Re: [GIT PULL] mm: frontswap (for 3.2 window)

From: Andrea Arcangeli
Date: Mon Oct 31 2011 - 14:18:03 EST


On Fri, Oct 28, 2011 at 08:21:31AM -0700, Dan Magenheimer wrote:
> real users and real distros and real products waiting, so if there
> are any real issues, let's get them resolved.

We already told you the real issues there are and you did nothing so
far to address those, so much was built on top of a flawed API that I
guess an heartquake of massive scale has to come in to actually
convince Xen to change any of the huge amount of code built on the
flawed API.

I don't know the exact Xen details (it's possible Xen design doesn't
allow these below 4 issues to be fixed, I've no idea) but for all
other non-virt usages (compressed-swap/compressed-pagecache, ramster)
I doubt it is impossible to change the design of the tmem API to
address at least one of those basic huge troubles that such an API
imposes:

1) 4k page limit (no way to handle hugepages)

Ok swapcache and pagecache are always 4k, but that may change. Plus
it's generally flawed these days to add a new API people will build
code on that can't handle hugepages, at least hugetlbfs should be
handled. And especially considering it was born for virt, in virt
space we only work with hugepages.

2) synchronous

3) not zerocopy, requires one bounce buffer for every get and one
bounce buffer again for every put (like highmem I/O with 32bit pci)

In my view point 3 is definitely fixable for swapcache compression
and pagecache compression, there's no way we can accept a copy before
starting compressing the data, the source of the compression
algorithm must be the _userland_ page but instead you copy first, and
compress on the copy destination, correct me if I'm wrong.

4) can't handle batched requests

Requires one vmexit for each 4k page accessed if KVM hypervisor wants
to access tmem, it's impossible we want to use this in KVM, at most
we could consider exiting every 2M page, impossible to vmexit every
4k or performance is destroyed and we'd run as slow as no-EPT/NPT.

Address these 4 points (or at least the ones that are solvable) and
it'll become appealing. Or at least try to explain why it's impossible
to solve all these 4 points to convince us this API is the best we can
get for the non-virt usages (let's ignore Xen/KVM for the sake of this
discussion, as Xen may have legitimate reasons for why those 4 above
points are impossible to fix).

At the moment to me it still looks a legacy-compatibility API to make
life easier to Xen users that uses a limited API (at least it's
simpler I'd agree on it being simpler this way) to share cache across
different guests and tries to impose those above 4 limits (and
horrendous performance in accessing tmem from Xen Guest but still
faster than I/O isn't it? :) even to the non-virt usages.

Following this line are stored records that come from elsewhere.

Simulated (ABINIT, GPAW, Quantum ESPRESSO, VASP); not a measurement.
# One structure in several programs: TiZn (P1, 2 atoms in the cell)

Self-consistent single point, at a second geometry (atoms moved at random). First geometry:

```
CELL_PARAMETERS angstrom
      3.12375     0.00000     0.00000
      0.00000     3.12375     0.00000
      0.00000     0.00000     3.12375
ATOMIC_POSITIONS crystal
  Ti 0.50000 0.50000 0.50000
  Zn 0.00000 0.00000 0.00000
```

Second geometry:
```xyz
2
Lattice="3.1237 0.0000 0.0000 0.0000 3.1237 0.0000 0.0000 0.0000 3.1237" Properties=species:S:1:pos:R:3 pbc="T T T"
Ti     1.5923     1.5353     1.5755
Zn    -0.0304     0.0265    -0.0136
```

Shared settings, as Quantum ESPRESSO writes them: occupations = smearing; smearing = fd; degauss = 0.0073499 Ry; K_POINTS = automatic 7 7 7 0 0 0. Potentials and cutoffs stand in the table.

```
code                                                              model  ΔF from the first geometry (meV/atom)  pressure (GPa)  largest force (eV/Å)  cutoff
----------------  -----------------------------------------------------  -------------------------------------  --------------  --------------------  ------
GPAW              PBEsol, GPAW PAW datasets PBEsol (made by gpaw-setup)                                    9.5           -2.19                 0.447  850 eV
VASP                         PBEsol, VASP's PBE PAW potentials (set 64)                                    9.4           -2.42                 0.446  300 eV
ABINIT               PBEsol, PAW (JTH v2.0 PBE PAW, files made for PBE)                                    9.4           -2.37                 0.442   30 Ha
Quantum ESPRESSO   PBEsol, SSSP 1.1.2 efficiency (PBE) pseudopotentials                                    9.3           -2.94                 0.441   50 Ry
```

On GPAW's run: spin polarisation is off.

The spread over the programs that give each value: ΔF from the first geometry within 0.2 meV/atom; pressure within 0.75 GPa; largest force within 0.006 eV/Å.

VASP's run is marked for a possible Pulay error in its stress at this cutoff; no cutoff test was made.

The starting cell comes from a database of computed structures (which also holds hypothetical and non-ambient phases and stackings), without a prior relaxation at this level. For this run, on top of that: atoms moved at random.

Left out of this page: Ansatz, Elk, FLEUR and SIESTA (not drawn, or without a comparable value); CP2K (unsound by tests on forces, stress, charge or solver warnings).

Even frontswap, there is no way we can accept to do synchronous bounce
buffers for every single 4k page that is going to hit swap. That's
worse than HIGHMEM 32bit... Obviously you must be mlocking all Oracle
db memory so you won't hit that bounce buffering ever with
Oracle. Also note, historically there's nobody that hated bounce
buffers more than Oracle (at least I remember the highmem issues with
pci32 cards :). Also Oracle was the biggest user of hugetlbfs.

So it sounds weird that you like this API forces bounce buffering CPU
cache-destroying and 4k page units, for everything that passes through
it.

If I'm wrong please correct me, I hadn't lots of time to check
code. But we already raised these points before without much answer.